Section 47(3)(b) and section 49 of the Right to Information Act 2009 (Qld)
Public interest factors:
Schedule 4, part 3, item 22 of the RTI Act
Schedule 4, part 4, section 7(1)(b)(ii) of the RTI Act
Schedule 4, part 3, item 9 of the RTI Act
Schedule 4, part 3, item 2 of the RTI Act
The applicant applied under the Right to Information Act 2009 (Qld) (RTI Act) to the Department of Employment Economic Development and Innovation (Department) for access to all documents relating to his lottery claim. The Department granted access to some documents but refused access to other documents on the basis that disclosure of information would, on balance, be contrary to the public interest.
On external review, further information was released to the applicant by the Department through the informal resolution process. However, the Department maintained that particular information contained in a transaction record used by the Office of Liquor and Gaming Regulation (OLGR) in investigating the applicant's lottery claim was exempt under the RTI Act.
The Department’s reasons for refusal were based on a public interest in protecting the future supply of information from the lottery operator, Golden Casket, to government. Golden Casket submitted that release of the information would support fraudulent claims on winning lottery tickets and that this would be to the detriment of genuine prize winners.
The applicant contended that the transaction record would prove his lottery claim, show that it was not properly investigated and evidence a cover-up by the Queensland Government in relation to a lottery prize. The applicant emphasised that he did not intend to use the information to make fraudulent claims.

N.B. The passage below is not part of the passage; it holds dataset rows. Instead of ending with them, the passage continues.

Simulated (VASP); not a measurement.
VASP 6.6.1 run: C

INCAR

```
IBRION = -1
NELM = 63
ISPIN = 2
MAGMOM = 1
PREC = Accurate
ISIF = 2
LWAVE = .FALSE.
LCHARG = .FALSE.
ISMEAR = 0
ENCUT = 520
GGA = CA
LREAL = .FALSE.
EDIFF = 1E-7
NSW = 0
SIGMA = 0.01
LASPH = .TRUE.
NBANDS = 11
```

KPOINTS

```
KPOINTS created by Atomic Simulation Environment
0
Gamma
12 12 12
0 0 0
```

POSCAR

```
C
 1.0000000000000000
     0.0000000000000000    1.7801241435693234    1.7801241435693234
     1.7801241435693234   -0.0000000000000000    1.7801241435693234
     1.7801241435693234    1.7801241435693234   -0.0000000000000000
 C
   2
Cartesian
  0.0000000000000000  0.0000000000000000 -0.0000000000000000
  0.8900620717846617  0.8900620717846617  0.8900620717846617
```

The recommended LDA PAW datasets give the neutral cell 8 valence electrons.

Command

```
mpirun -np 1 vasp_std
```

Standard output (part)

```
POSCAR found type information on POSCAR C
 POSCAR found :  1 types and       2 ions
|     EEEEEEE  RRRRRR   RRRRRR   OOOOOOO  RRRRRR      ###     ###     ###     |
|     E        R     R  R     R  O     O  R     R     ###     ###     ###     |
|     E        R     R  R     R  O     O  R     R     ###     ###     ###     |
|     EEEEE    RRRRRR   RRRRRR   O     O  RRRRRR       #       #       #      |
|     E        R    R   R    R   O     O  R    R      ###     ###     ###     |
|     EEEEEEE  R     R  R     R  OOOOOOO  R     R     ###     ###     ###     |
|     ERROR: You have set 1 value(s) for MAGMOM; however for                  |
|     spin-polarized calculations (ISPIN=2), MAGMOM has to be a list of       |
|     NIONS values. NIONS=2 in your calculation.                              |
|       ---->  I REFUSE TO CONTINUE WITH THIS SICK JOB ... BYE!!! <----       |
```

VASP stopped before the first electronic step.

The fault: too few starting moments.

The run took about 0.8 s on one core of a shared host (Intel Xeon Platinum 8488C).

In balancing the public interest, the Information Commissioner considered that the reasons for OLGR’s decision on the lottery claim had been revealed to the applicant and could not be further explained by releasing the information in issue. In favour of nondisclosure, the Information Commissioner considered that disclosure of the information in issue could reasonably be expected to:
· enable fraudulent claims to be made on winning entries
- diminish the high commercial value of the information to a genuine ticket holder
- impede the administration of justice generally for any person who has a genuine claim to an identified lottery prize; and
- prejudice the commercial affairs of the lottery operator.
The Information Commissioner decided that it would, on balance, be contrary to the public interest to grant access to information in the transaction record and affirmed the Department’s decision to refuse access under sections 47(3)(b) and 49 of the RTI Act.